Understanding Singapore’s Bond Market
SGD Corporate Debt Market
The growing Singapore dollar corporate debt market features a wide range of instruments from both domestic and foreign issuers.
The Singapore dollar (SGD) corporate debt market has grown significantly in the last decade. Total outstanding SGD debt reached S$150 billion as at end 2017.
The market consists of a wide range of instruments as well as issuers from across the credit spectrum. The tenors of corporate debt issued vary from 1 to 40 years and include perpetual bonds; the majority have maturities of between 5 and 10 years.
Types of Corporate Debt
Corporate debt in Singapore includes the following:
- Corporate debentures make up the largest segment of corporate debt. They are negotiable, unsecured debt securities issued by corporations, financial institutions, supranationals, government agencies and statutory boards.
- Hybrid securities have both debt and equity features, and can be in the form of preferred stock, perpetuals, convertible bonds, and others.
- Medium-term notes are securities that typically mature in 5 to 10 years. Frequent issuers of medium-term notes can set up a programme to issue them continuously on a best effort rather than an underwritten basis, to meet investors’ demand as it emerges.
- Securitised debt securities include asset-backed securities and commercial mortgaged-backed securities, which stem from the real estate investment trust market.
Types of Issuers
The diversified issuer base for SGD corporate debt includes statutory boards, corporations and financial institutions. A significant proportion are foreign issuers.
Domestic issuers include the following:
- Statutory boards, which are quasi-governmental agencies with autonomy and flexibility to perform government functions. Issuers include the Housing Development Board, Land Transport Authority and Public Utilities Board.

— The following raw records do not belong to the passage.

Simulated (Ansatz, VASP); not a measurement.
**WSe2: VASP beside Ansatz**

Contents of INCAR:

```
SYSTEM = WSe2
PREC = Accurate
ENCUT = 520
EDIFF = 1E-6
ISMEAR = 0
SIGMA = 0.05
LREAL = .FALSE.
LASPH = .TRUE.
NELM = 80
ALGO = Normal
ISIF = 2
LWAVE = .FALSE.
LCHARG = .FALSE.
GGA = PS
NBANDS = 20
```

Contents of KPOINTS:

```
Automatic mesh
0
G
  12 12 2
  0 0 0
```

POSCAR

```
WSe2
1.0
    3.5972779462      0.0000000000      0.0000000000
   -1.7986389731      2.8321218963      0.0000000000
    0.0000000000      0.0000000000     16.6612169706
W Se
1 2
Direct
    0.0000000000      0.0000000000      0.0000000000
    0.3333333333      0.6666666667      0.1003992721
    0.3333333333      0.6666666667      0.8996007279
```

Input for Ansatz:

- Corporations and financial institutions, including property related corporations, other corporations and banks.
Singapore is one of the most international bond markets in Asia, with foreign issuers making up 25% to 30% of total annual issuance volumes for SGD corporate debt.
The issuers include supranational agencies, corporations, and financial institutions. They are mainly from Europe and Asia, with an increasing diversity of issuers from other regions.